Settings

Theme

Intel open sourced Stephen Hawking’s speech system

blogs.msdn.com

432 points by btzll 10 years ago · 65 comments

Reader

joefreeman 10 years ago

Fun fact: the latest version of this software uses SwiftKey under the hood - http://swiftkey.com/en/blog/swiftkey-reveals-role-professor-... (Disclaimer: I used to work for SwiftKey)

  • Nexxxeh 10 years ago

    As a loyal SwiftKey on Android user, the prediction engine for SwiftKey is unnervingly good. Glad to see it's put to a better use than helping me write Facebook and HN posts.

    It begs the question though, why isn't there a proper SwiftKey keyboard for Windows? The OSK on 8.1 is awful compared to SwiftKey on Android. The Windows 10 is a improvement, but I'd still pay for a better one.

    • greyskull 10 years ago

      Have they improved performance of SwiftKey? I had the paid version for years, was even a VIP (won a t-shirt and everything), but I switched off last year in favor of Fleksy as a faster, more lightweight alternative.

      • mtgx 10 years ago

        I think the performance of Swiftkey improved about half a year ago. But I think around the same time I started noticing a significant drop in Swiftkey's accuracy. It "feels" less accurate to me than it was, although I use it with 3 enabled languages at once and I imagine that also brings lower accuracy by default. Still, I think it has become quite a bit worse than before, and I worry they did that on purpose as a compromise to improve performance.

    • balladeer 10 years ago

      Was a loyal user. Then they started making themes, emojis and all those bells and whistles and thrusting it all in the app which made it really slow and bulky.

  • kragen 10 years ago

    Does this mean that SwiftKey is now open source, that what they've open-sourced doesn't include the actual prediction engine, or that what they've open-sourced is not the latest version? The GitHub page says they use Presage.

    • modeless 10 years ago

      Interesting, since Presage is GPL 2 but this project is Apache licensed. Intel says "Integration with Presage is through the Windows Communication Framework" which I guess is a roundabout way of avoiding the GPL?

      • kragen 10 years ago

        The Apache license v2 is GPL-compatible, which was actually one of the major reasons for having a v2.

        • modeless 10 years ago

          Apache licensed code can be included in a GPL project, not the other way around. If the project includes any GPL code, the whole thing is GPL.

          • saurik 10 years ago

            I think it is better to think of it from the perspective that this code and this project is Apache, but any binaries that result from linking this code to that code are under GPL.

nbevans 10 years ago

Bear in mind this project was started around the same time there was a ton of uncertainty around the future of Silverlight and WPF. Alas, one did die, one lives on for now. But nobody knew that at the time, including Intel, or apparently Microsoft. WinForms has never faced any forward compatibility uncertainty so it is a good long-term bet.

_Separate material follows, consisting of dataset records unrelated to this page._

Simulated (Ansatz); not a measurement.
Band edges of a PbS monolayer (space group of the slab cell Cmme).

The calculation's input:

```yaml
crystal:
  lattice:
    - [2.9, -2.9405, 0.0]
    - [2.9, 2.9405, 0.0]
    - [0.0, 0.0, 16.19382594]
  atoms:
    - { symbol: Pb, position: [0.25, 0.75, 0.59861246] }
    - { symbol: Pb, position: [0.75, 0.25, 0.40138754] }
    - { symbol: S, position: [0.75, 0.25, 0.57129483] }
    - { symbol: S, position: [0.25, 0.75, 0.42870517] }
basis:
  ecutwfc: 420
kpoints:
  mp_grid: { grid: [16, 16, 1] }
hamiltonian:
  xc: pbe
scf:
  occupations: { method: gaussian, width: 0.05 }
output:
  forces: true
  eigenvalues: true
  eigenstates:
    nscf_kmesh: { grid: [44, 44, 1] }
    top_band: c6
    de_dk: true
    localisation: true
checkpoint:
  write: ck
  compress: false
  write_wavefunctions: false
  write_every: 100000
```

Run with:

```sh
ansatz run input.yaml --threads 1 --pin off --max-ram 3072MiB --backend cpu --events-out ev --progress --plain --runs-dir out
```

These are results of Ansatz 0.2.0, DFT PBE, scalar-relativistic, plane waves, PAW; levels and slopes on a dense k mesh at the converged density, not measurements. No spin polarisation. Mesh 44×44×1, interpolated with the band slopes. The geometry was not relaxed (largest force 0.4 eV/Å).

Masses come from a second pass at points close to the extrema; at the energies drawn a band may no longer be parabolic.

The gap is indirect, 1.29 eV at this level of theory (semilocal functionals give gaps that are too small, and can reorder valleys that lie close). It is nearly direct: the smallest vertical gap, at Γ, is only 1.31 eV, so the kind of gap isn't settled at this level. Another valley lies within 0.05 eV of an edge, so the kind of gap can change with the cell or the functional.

tonyedgecombe 10 years ago

WinForms is still a great way to write desktop software if you don't need all the features of WPF, I just started a new project with it and have been really productive.

  • Pxtl 10 years ago

    WinForms is not simple. There are so many core classes that have counterintuitive edge-cases and overcomplicated behavior, and so many things you'd expect to work by default don't.

    Databinding is a complete trainwreck, the Combo-box class is horribly overcomplicated by its double-duty as text-entry and drop-down-list, the DataGridView is a complete beast of leaky abstractions, and the layout engine completely falls apart if somebody alters the DPI unless you obsessively test DPI alterations yourself.

    I don't blame Microsoft for any of this - it was 2000 and they were making a wrapper around some terrifying legacy code.

    But this thing should have been tossed in the dustbin of history a long time ago.

    • jorgeleo 10 years ago

      I believe that no technology is simple on it's own, it all depends to the abstractions that you are used to. Counterintuitive is dependent on how things are expected to work.

      Data binding is not solid, but it is a quick hack to display data, the solution is using a business model and mvp or mvc.

      What do you find complicated about the combo class?

      Data grid view... It is a train wreck, but then again, there is not much need to use it if you have a proper model behind.

      The layout engine does sucks... The only alternative I found is to use the dev express layout control. The rumor is that 4.6 solves this.

      Win forms is solid and it has very little chance of disappearing. Areas of the screen can be controlled independly, which means ui encapsulation is there... Something not easily done in html.

    • 0x37 10 years ago

      What a hyperbole of a comment. It really isn't that bad.

    • duncan_bayne 10 years ago

      Sure. But - serious question - what offering from Microsoft would you replace it with?

      • Pxtl 10 years ago

        I keep using it because I'm used to all its warts and idiosyncracies. So I don't know what properly-supported alternative one should use. I just get annoyed how many brand-new fresh-out-of-college developers I meet that use it. They need something better.

        • duncan_bayne 10 years ago

          Having used both WPF and Silverlight until 2010 (at which point I abandoned the Microsoft stack altogether) I agree, but I don't think the answer is either of those technologies.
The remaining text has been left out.